Machine model for primitive recursion? General computable functions can be described either functionally (in terms of closure of
the coordinate functions, constant functions, composition, primitive recursion, and $\mu$-recursion), or in terms of a Turing machine. 
I have only seen primitive recursion defined in the functional language, i.e. functions obtained by coordinates, constants, composition, primitive recursion.
Is there a similar type of machine model for primitive recursion?
I am aware of some (pedagogical) programming languages, such as Hofstadter's BLOOP, that are PR-complete, but this approach doesn't really look like a Turing machine to me.
 A: If you're willing to accept register machines (rather than just tape machines), you can get what you want via the Grzegorczyk hierarchy, which generates the class of primitive recursive functions in stages.
The ${n+1}^{th}$ stage of the hierarchy ${\mathscr E}_{n+1}$ is the closure of the zero, successor, projection, and  hyper operation $H_n$ function under composition and bounded recursion.
Bounded recursion is defined just like primitive recursion, except that when defining a function $f$ at the ${n+1}^{th}$ level, the definitions of the base case and inductive case for $f(m,\bar x)$ must take the form $\text{min}(g(m,\bar x),...)$ where $g$ is a function from the $n^{th}$ level.

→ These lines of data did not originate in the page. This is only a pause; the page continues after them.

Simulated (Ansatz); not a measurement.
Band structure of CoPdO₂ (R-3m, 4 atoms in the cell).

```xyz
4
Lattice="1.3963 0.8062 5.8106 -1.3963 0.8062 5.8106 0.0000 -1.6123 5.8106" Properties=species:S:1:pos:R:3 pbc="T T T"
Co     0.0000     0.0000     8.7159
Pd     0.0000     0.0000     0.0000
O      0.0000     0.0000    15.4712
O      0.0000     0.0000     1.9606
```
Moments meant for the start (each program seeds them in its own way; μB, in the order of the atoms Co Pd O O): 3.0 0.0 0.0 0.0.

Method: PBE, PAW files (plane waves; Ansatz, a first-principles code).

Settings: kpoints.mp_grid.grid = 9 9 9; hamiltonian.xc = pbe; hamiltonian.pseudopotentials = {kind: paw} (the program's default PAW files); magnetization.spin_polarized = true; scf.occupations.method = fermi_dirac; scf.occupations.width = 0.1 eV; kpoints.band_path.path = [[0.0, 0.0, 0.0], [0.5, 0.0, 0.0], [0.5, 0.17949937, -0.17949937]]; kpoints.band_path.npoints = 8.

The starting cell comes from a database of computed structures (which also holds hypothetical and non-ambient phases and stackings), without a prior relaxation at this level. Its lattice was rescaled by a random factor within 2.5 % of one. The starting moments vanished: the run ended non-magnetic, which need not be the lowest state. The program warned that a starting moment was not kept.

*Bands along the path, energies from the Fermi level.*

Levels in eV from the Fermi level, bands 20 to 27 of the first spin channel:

Every primitive recursive function belongs to ${\mathscr E}_n$ for some $n$, and every function in the hierarchy is primitive recursive.
Beltiukov's stack register machines (also here) give a "machine-oriented" characterization of the Grzegorczyk hierarchy -- and therefore of the primitive recursive functions.  There is a slightly more accessible description of stack register machines here, starting on page 108.